When is an H-1B Visa amendment necessary?
If you have foreign workers in your California facility who were brought in on an H-1B visa, you may need to file an amendment if a material change occurs. The U.S. Citizenship and Immigration Services defines this as an adjustment in the original conditions of the visa. However, over the years, there has been a great deal of confusion over what qualifies as a material change. A recent decision made by the USCIS Administrative Appeal Office seeks to clarify when an amendment should be filed.
A location change may be considered material in some cases, depending on the existing Labor Condition Application for Nonimmigrant Workers. This document attests that you will pay the employee the prevailing wage for the geographic area of the jobsite. When the jobsite changes and the prevailing wage is no longer the same, a new LCA is necessary and the petition must be amended. However, when your employee works at off-site locations, but there is no change in the chain of command or payroll, it is not considered a material change.
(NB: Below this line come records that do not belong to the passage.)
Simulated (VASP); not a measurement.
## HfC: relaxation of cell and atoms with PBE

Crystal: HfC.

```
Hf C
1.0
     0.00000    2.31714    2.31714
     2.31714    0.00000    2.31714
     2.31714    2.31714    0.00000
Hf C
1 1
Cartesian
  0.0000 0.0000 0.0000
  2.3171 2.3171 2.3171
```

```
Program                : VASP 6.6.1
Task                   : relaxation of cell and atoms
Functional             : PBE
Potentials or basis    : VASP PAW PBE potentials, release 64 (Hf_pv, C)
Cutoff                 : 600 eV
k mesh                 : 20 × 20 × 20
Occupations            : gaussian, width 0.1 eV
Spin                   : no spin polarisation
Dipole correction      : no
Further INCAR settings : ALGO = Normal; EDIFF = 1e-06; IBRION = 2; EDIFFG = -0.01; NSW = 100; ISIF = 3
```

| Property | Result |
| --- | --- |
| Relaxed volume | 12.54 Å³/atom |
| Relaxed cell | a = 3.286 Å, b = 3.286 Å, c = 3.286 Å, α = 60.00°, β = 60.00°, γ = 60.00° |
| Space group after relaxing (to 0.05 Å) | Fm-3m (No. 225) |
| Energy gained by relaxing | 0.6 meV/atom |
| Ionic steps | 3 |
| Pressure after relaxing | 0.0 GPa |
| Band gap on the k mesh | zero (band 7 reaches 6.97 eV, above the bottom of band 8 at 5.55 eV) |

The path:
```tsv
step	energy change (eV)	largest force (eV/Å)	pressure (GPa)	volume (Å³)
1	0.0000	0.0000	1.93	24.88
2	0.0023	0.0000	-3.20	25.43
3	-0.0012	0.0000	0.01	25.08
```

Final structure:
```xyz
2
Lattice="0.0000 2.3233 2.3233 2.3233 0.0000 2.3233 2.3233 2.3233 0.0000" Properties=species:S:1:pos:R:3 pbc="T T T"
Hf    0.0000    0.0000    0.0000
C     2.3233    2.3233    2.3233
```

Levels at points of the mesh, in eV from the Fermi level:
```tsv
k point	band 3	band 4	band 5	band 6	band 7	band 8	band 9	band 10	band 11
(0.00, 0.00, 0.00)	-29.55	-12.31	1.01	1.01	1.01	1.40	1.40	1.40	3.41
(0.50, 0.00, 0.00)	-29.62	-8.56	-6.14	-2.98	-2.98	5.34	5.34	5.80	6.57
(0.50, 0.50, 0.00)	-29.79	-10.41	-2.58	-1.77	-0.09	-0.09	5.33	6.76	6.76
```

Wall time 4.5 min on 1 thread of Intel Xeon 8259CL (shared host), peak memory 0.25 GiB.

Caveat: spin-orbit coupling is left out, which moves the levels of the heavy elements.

Wage increases are not always considered material changes. For example, you may promote the employee without an amended petition as long as the new position is not significantly different, even though there is a salary increase. When there is a change in the job duties so that the employee is no longer using the specialty knowledge listed on the original application, the dramatic change in responsibilities is generally grounds for an amendment.
While the above information should not be taken as legal advice, it may help you gain a better understanding as to when you may need to file a petition amendment.